A start-up or early stage issuer that is raising capital for the first time, or over a period of time, that only has a business plan and is not necessarily producing a product or delivering a service, arguably has no active non-securities business and could be considered a “securities issuer” and required to be registered as a dealer absent an exemption from the registration requirements under applicable Canadian securities law.

A securities issuer is an issuer that: (a) frequently trades in securities; (b) employs or otherwise contracts individuals to perform activities on its behalf that are similar to those performed by a registrant (other than underwriting in the normal course of a distribution or trading for its own account); (c) solicits investors actively; or (d) acts as an intermediary by investing client money in securities.

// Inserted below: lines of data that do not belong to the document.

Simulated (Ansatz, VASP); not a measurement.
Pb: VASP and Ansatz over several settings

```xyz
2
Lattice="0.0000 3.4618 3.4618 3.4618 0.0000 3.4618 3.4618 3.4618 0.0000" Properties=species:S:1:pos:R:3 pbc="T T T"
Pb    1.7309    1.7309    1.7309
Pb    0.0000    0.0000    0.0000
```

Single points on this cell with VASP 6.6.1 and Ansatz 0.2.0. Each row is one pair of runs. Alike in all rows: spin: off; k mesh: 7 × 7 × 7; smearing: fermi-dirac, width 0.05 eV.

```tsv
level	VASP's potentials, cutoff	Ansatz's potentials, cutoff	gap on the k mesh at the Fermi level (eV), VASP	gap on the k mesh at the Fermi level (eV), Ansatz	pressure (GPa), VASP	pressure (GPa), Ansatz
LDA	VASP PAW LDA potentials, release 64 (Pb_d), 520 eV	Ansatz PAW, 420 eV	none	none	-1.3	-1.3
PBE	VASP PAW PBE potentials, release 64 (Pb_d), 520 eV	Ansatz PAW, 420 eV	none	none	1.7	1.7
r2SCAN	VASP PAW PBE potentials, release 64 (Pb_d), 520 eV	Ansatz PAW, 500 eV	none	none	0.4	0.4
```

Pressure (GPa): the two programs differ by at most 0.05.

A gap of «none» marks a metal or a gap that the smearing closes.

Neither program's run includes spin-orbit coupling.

The existing Companion Policy to NI 31-103 (NI 31-103CP), however, states that, generally, securities issuers with an active non-securities business do not have to register as a dealer if they: (a) do not hold themselves out as being in the business of trading in securities; (b) trade in securities infrequently; (c) are not, or do not expect to be, compensated for trading in securities (d) do not act as intermediaries; and (e) do not produce, or intend to produce, a profit from trading in securities.

NI 31-103 does not define the term “active non-securities business” but generally it is understood to mean a real, bona fide business other than the business of capital raising. The proposed guidance takes into account the enforcement cases that have dealt with “business trigger” issues where certain issuers have engaged in illegal distributions of securities with no legitimate business objectives.

Proposed clarification on “active non-securities business”

The Canadian Securities Administrators (the CSA) have proposed the following guidance to section 1.3 of NI 31-103CP:

 We consider a start-up to have an “active non-securities business”, if the entity is raising capital to start a non-securities business. We would expect the entity to have a business plan. Although the entity does not need to be producing a product or delivering a service, they must have a bona fide plan to do so, hopefully within a specified period. For example, technology companies may raise money with only a business plan for many years before they start producing a product or delivering a service, but generally the business plan will include milestones and the time anticipated to reach those milestones. In our view, to consider that an entity only has an “active business” if it is producing a product would mean many junior mineral exploration companies (even listed ones) do not have an “active business.

View:  Summary of Canadian Crowdfunding regulations (Oct 2013)

The CSA have also proposed additional commentary on the frequency of trading branch of the business trigger, where it states the following:

 We recognize that trading and soliciting may be more frequent during the start-up stage, as the issuer needs to raise capital to launch the business. If the trading and soliciting is for the purpose of advancing the business, then the frequency of the activities alone should not result in the issuer being in the business of trading in securities.

However, the capital raising must be primarily to support advancement of the business plan, not to simply sustain the issuer. During the start-up period, the use of the proceeds must support the business plan. If the capital raising and use of that capital is not advancing the business, the issuer may need to register as a dealer.

The CSA has also stated that many officers, directors or other employees of start-up issuers often actively solicit prospective investors in connection with an distribution or trade, however, it would be unlikely that the issuer or these individuals would have to be registered unless:

(a) the principal purpose of their employment is raising capital; (b) they spend the majority of their time raising capital; or (c) any of their remuneration is tied to their capital raising activities.